Super Bowl Preview: Which Team Has An Edge?

  • Playlist
  • Download
  • Embed
    Embed <iframe src="" width="100%" height="290" frameborder="0" scrolling="no">
  • Transcript

Football fanatics will break out the party snacks and huddle around the big screen on Sunday for the biggest game of the year. Host Alex Cohen talks with NPR's Mike Pesca for a preview of Super Bowl XLIII. The Pittsburgh Steelers are facing the Arizona Cardinals in Tampa.


Back now, with Day to Day. This Sunday is the Super Bowl. The Arizona Cardinals will face off against the Pittsburgh Steelers in Tampa. Both teams have been there in Florida since Monday. Also there and joining me now from the site of Super Bowl 43 is NPR's Mike Pesca. Hi, Mike.


COHEN: So this is the Super Bowl. Of course, this is huge. But otherwise, for the teams and players, how is this week different from a regular week of football?

PESCA: Well, it's just so different as to be almost unrecognizable to everything else they ever do. Well, first of all, there are over 4,000 credentialed members of the media. I have met many of these people, and I question their credentials. (Soundbite of laughter) But aside from the crush and the demands on their time, it is a weird travel schedule.
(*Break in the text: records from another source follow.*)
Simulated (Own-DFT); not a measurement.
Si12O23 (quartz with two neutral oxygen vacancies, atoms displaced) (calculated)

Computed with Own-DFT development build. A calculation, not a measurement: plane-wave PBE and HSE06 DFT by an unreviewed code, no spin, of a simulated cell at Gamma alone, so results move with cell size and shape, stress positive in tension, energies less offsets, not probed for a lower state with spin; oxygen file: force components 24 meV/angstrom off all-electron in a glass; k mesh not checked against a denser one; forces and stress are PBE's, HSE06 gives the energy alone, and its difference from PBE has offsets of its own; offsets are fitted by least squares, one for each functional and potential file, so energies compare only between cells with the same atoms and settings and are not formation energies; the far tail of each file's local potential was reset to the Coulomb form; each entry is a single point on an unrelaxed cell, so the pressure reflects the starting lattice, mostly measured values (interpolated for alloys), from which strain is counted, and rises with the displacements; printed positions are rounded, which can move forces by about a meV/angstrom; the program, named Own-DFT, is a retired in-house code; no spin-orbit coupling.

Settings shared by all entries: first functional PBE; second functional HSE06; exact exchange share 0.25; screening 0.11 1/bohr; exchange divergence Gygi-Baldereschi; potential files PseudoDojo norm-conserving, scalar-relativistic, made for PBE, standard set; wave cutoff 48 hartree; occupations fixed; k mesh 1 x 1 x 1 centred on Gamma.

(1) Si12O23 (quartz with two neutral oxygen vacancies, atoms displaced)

For a regular game, there is usually a week between games in the NFL. And a team will arrive in the visiting team's city usually, maybe, a day before the game. Here they arrive almost a week before the game. And that is just to accommodate the fact that the Super Bowl is this huge corporate affair, this huge media affair. So it's interviews and a little bit of practice, and interviews and a little bit of practice. And if a team losses focus, it could really hurt them come Sunday.

COHEN: It sounds like a pretty intense week. Now, let's say I were a betting woman. Does this kind of hectic schedule favor one team over the other?

PESCA: Well, you know, even if you weren't a betting woman, even if you were someone with, you know, who lives and dies with the Steelers or who bleeds Cardinals Burgundy - I think there probably are people like that - you might say that the Pittsburgh Steelers might have the edge, because in general, they are the more experienced team, having been to and won a Super Bowl just three years ago.

Most of the players on the current Steelers were on that Super Bowl team, whereas the Arizona Cardinals only have six players who ever played in a Super Bowl. But very importantly, one of those players is their quarterback, Kurt Warner. And Warner has won a Super Bowl in the past, as has his counterpart on Pittsburgh, Ben Roethlisberger, both Super Bowl winning quarterbacks.

And in fact, this is the first time that two Super Bowl winning quarterbacks have faced each other since guys named Roger Staubach and Terry Bradshaw did so back in the '70s.

COHEN: Finally, Mike, the Super Bowl is usually one huge party. But given the current economy, do you think it'll be as big of a celebration?

PESCA: Officially, they give figures that are absolutely impossible to check about how much the Super Bowl adds to the economy. $300 million is one of the official totals. But I've read different economists saying the impact on a local economy is very small. And I have informally talked to some limo drivers and talked to some people who work in hotels. And they said, you know, a year ago, if you told them the Super Bowl was going to be here, they would've thought they'd all be booked up by now. But you can still get a limo maybe on Friday and Saturday, maybe not Sunday going to the game.

So it does - and another indication is that there used to be two huge parties sponsored by Playboy and Maxim, and Playboy is not having its party. So that's the economic indicator of this Super Bowl, that Playboy is not having its party.

COHEN: NPR's Mike Pesca in Tampa, Florida for this weekend's Super Bowl. Thanks Mike.

PESCA: You're welcome.

Copyright © 2009 NPR. All rights reserved. Visit our website terms of use and permissions pages at for further information.

NPR transcripts are created on a rush deadline by a contractor for NPR, and accuracy and availability may vary. This text may not be in its final form and may be updated or revised in the future. Please be aware that the authoritative record of NPR’s programming is the audio.



Please keep your community civil. All comments must follow the Community rules and terms of use, and will be moderated prior to posting. NPR reserves the right to use the comments we receive, in whole or in part, and to use the commenter's name and location, in any medium. See also the Terms of Use, Privacy Policy and Community FAQ.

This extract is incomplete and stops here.